A number of years ago, I served as a principal in a large school district. While I felt successful with my efforts and contributions to the school, I labored in relative obscurity for five years among the thirty-two other elementary principals in a system that seemed to emphasize a "good enough" mentality rather than investing in pursuing excellence, developing opportunities or accepting the risks of innovation. Doing the "right thing" in that district was unappreciated and considered distracting and disrupting. Mediocrity was a greater priority than any meritocracy. The cost of reaching the district's potential was too expensive in terms of energy, effort, time, and money.

However, the district hired a new superintendent shortly after I was asked to serve as the principal of the lowest performing school in the entire system - an impoverished, high minority low socio-economic inner city junior high school. The new superintendent espoused the vision, values, and beliefs that collectively promoted the conditions that were likely to leverage success at the junior high school. He cleared the path for success for those who were willing to endeavor to pursue their potential as leaders. Soon after he arrived he hired a dynamic, compassionate and intelligent assistant superintendent for instruction. Together they formed a strong advocacy for the previously underserved. In addition, he hired a talented director of middle school instruction as the district began transitioning from traditional junior high school to middle schools that were more learner oriented and developmentally accommodating.

To make a long story shorter, because of that nexus of powerfully positive and constructive leadership at the central office, the school's achievement levels took off that year as it became unfettered of the over-regulation of the district's previous central office leadership and unburdened by the system's history of benign neglect of low SES schools regarding resource allocation. The school won newly created district-wide attendance awards for improvement, cut discipline referrals and suspensions by 75%, surpassed two other junior high schools on performance benchmarks, virtually eliminated vandalism, greatly reduced staff turnover, and experienced the highest results on surveys administered to parents/learners/staff at each school in the district.
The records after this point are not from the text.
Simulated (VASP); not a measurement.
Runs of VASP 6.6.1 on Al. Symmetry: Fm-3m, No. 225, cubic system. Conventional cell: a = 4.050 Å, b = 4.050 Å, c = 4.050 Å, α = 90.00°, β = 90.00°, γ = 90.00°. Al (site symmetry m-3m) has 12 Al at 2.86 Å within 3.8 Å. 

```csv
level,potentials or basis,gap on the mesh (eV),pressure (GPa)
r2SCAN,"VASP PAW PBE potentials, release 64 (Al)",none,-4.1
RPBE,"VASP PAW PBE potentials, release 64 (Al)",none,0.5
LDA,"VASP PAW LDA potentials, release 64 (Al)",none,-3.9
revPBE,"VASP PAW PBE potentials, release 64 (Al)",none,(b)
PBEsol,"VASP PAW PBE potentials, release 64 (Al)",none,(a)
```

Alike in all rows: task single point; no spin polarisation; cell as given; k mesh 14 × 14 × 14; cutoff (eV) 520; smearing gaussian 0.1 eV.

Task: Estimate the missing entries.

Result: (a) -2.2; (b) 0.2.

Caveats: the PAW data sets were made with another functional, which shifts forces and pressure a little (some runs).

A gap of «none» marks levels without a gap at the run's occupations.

Shortly after that year, the superintendent was pushed out by the Board and representatives of those groups that had long benefitted by the same status quo that he had disrupted with his vision of success for all, social justice, commitment to excellence, and equitable distribution of resources. His interest in changing the environment and direction of the school system clashed with powerful foes of who felt threatened politically and socially by the possible effects of closing the achievement gap among schools and learners across the district.

The assistant superintendent of instruction left the district less than a year later, then the middle school director, then me after I became dispirited by the district's retreat to its former condition. All of us departed the system within two years of the time that superintendent had arrived. I left with an expanded knowledge base and skill set, enhanced by learning from these extraordinary leaders.

The district moved ahead, discarded most of the initiatives the superintendent had stimulated and returned to the academic and social climate it had been accustomed to - as if the superintendent had never existed. Order was restored and equilibrium (at it was perceived for those in power) was returned.

Here's the punch-line of the story.

That assistant superintendent of instruction later became a leader of several different large districts and was selected as the United States Superintendent of the Year by the national superintendents association. That's a remarkable honor given that each of the fifty states picks the most effective superintendent to represent them in a process in which the fifty best are eventually reduced to four finalists for the nation-wide award. The winner is viewed as the best superintendent from thousands of district leaders across the country. There have only been 27 honorees, one for each year since the awards inception in 1987. Including the three finalists who were not ultimately identified as the winner, that means there have been 27 winners and 81 finalists over the years. A total of 108 distinguished superintendents.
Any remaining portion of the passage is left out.